Skip to main content

Change Timezone in Databricks Spark

·382 words·2 mins

The Databricks cluster is using UTC as the default timezone. So when you run some time-related code, the displayed time is not the local time, which is not ideal. In this post, I want to share how to change the timezone setting for Databricks cluster.

Change the system timezone
#

In the notebook cell, run the following to check what Linux system Databricks is using:

%sh
lsb_release -a

It shows the underlying system is Ubuntu. On Ubuntu, we can use timedatectl command line tool to change the timezone.

List timezones:

%sh
timedatectl list-timezones

Pick a timezone we want:

%sh
timedatectl set-timezone Asia/Shanghai

Note the above command does not impact the timezone setting of spark, since spark has already been started.

ref:

Change timezone for databricks spark
#

For the current session
#

If you only want to set the timezone for current spark session, just run the following statement:

spark.conf.set('spark.sql.session.timeZone', 'Asia/Shanghai')

The explanation for spark.sql.session.timeZone:

The ID of session local timezone in the format of either region-based zone IDs or zone offsets. Region IDs must have the form ‘area/city’, such as ‘America/Los_Angeles’. Zone offsets must be in the format ‘(+|-)HH’, ‘(+|-)HH: mm’ or ‘(+|-)HH:mm:ss’, e.g ‘-08’, ‘+01:00’ or ‘-13:33:33’. Also ‘UTC’ and ‘Z’ are supported as aliases of ‘+00:00’. Other short names are not recommended to use because they can be ambiguous.
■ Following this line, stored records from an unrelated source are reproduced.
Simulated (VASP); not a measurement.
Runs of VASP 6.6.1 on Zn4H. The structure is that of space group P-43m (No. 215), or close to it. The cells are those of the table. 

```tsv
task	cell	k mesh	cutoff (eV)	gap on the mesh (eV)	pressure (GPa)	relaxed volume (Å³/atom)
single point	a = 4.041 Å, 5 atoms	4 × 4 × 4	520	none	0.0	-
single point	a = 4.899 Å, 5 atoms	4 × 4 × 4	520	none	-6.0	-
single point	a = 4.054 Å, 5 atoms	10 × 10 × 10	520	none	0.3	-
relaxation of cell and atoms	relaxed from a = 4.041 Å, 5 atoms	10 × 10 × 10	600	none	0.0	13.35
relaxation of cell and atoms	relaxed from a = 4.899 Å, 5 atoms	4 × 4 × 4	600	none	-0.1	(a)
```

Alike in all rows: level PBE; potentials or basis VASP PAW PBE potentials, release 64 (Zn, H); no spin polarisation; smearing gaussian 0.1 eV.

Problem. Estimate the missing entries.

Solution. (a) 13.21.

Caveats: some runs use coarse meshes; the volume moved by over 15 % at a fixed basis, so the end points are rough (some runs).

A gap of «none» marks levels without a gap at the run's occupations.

Then you can run display(spark.sql("select current_timezone()")) in Databricks notebook cell to verify the change. However, if you create a new notebook using the same cluster, the timezone setting does not persist.

ref:

In the cluster config
#

In the Advanced options section of cluster setting page, under Spark tab, you can add the following config:

spark.sql.session.timeZone Asia/Shanghai

This will make sure every notebooks that attached to this cluster has the correct timezone setup.

databricks cluster init script
#

You can also set up the timezone in init script for the cluster. Just add someting like the following to the cluster init script:

timedatectl set-timezone Asia/Shanghai

Precedence of different settings
#

The precedence of setting up timezone of the above three methods:

setting in notebook session > cluster config > init script

ref: